The San Juans may appear far from war, but this community has faced its fair share of grief and loss. Veterans Day is Nov. 11, and is a time to honor those veterans still with us, and never forget those we lost.
Nine islanders were lost during World War I. To put that number in perspective, three percent of the soldiers from Washington state who fought in that war died. In San Juan County, that percentage was more than twice that.
Never wanting to forget family, friends or neighbors, San Juan County became the first to create a memorial to veterans in Washington state. A large crowd gathered on Nov. 11, 1921 for the unveiling of Memorial Park, located at the base of Spring Street in Friday Harbor. Attendees listened to speeches, music and remembered those they lost.
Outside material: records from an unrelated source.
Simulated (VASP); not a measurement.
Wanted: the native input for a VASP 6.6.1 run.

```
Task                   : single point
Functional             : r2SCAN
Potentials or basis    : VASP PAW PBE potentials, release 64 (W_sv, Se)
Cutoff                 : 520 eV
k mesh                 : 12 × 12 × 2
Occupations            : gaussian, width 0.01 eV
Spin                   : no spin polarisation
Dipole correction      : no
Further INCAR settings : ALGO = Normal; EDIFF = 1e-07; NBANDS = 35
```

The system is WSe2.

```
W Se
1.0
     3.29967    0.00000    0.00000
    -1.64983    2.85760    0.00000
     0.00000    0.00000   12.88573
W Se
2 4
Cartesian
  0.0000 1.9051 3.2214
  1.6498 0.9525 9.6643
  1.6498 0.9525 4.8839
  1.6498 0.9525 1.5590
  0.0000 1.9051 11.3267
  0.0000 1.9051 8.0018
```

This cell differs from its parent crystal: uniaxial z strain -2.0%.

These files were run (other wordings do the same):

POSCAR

The following is from the Nov. 17, 1921 issue of The Journal of the San Juans:
“The Armistice Day exercises held in Friday Harbor, Friday afternoon were a huge success under the direction of Hackett-Larson Post American Legion. The main feature of the occasion was the unveiling of the memorial monument in the little park at the foot of Spring Street in honor of the county’s soldiers dead in the late war. A notable fact is that this monument is the first … in the State of Washington.”
The World War I veterans who returned to their island homes continued work in public service. Many served on the county council and became prosecutors, leaders and visionaries. Some are remembered by streets named after them throughout the town of Friday Harbor, including Larson, Harrison, Tucker and Franck.
Congress passed a resolution on June 4, 1926, commemorating Armistice Day with Thanksgiving, prayer and exercises designed to perpetuate peace through goodwill and mutual understanding between nations. The resolution also stated that the president of the United States should issue an annual proclamation calling for the observance of Armistice Day. In 1938 the day was declared a federal holiday.
Those exercises for peace, as we know, were sadly in vain. The world erupted into World War II in 1939. Once again islanders signed up to serve their country. After the Korean War in 1954, President Dwight Eisenhower changed the name to Veterans Day to recognize and honor veterans of all wars.
According to the Census Bureau, approximately 10 percent of San Juan County’s population are veterans. In our little community, that means chances are each of us knows someone who risked their life serving their country. You can believe that sacrifice took its toll mentally and physically. This Veterans Day, let’s all take a moment to say thank you.